Insight

Why Kwasi Kwarteng made humiliating top tax-rate U-turn

Credit: PA

Kwasi Kwarteng’s Lawsonian ambition to start his time as chancellor by simplifying the tax system is no more.

He is dropping the plan to abolish the 45p top rate of tax. Opposition from his own benches was simply too much. And even super wealthy Tories here told me they didn’t support it.

“I don’t want it” one significant donor told me yesterday.

This is hugely embarrassing for a brand new chancellor, and also for the PM, because it shows quite how much they misread the mood of their party and the public.

It is possibly worse for Kwarteng, in that Truss said yesterday the idea to reward those earning more than £150,000 a year was his.

But she endorsed the plan and insisted only yesterday it would not be dropped. If Tories want to put a brave face on this episode it would be to say that Truss’s and Kwarteng’s ideology is tempered by pragmatism.

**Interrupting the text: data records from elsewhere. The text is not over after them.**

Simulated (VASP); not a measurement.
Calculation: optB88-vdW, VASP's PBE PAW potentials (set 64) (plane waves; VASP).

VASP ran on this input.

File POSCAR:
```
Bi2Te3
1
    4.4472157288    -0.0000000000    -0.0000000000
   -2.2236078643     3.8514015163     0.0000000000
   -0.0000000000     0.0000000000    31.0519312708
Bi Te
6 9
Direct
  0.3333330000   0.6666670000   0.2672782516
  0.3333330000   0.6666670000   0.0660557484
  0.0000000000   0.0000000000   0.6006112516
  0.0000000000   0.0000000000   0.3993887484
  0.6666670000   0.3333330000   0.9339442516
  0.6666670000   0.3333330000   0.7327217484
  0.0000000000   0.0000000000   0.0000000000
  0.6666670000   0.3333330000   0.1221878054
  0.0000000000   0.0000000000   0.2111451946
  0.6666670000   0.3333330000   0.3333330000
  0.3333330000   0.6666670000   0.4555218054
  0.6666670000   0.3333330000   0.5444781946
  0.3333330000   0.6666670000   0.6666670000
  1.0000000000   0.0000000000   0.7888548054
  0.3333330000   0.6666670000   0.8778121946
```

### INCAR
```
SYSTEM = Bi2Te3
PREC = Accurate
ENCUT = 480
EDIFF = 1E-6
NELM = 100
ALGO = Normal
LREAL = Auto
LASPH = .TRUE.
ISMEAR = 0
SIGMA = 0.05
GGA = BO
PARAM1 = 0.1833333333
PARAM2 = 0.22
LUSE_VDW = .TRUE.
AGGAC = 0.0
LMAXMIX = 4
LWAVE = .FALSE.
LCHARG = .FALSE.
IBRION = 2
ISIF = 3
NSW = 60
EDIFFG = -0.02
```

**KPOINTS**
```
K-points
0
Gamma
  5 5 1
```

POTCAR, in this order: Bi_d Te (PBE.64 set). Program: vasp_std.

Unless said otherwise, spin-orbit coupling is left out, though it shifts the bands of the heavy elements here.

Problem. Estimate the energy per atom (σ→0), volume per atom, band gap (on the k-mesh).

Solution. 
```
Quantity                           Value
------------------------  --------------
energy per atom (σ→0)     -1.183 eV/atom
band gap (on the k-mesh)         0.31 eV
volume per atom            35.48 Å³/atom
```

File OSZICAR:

Those more critical would say it is humiliating for the party that a brand new leader should have misstepped so seriously so early.

If, however, the big Damoclean sword hanging over Truss and Kwarteng is that their mega mini-budget has risked causing an economically and politically damaging house-market crash, because of the way that it promised tax cuts that would increase the national debt for years to come, this U-turn barely tempers that risk: the abolition was forecast by the Treasury to cost it just £2 billion, out of a £150 billion annual fiscal loosening.

If the mini budget was unwise and harmful economically when it included the 45p abolition, the questionable economics remain more or less unchanged after the volte face.

This is all about politics. And the political ramifications are hard to exaggerate. It was only three days ago that the Leveling Up Secretary Simon Clarke defended the abolition on the basis that the 45p rate was simply a virtue-signalling gimmick that raises nothing.

On his logic, when the going gets tough Truss and Kwarteng stick with the gimmicks.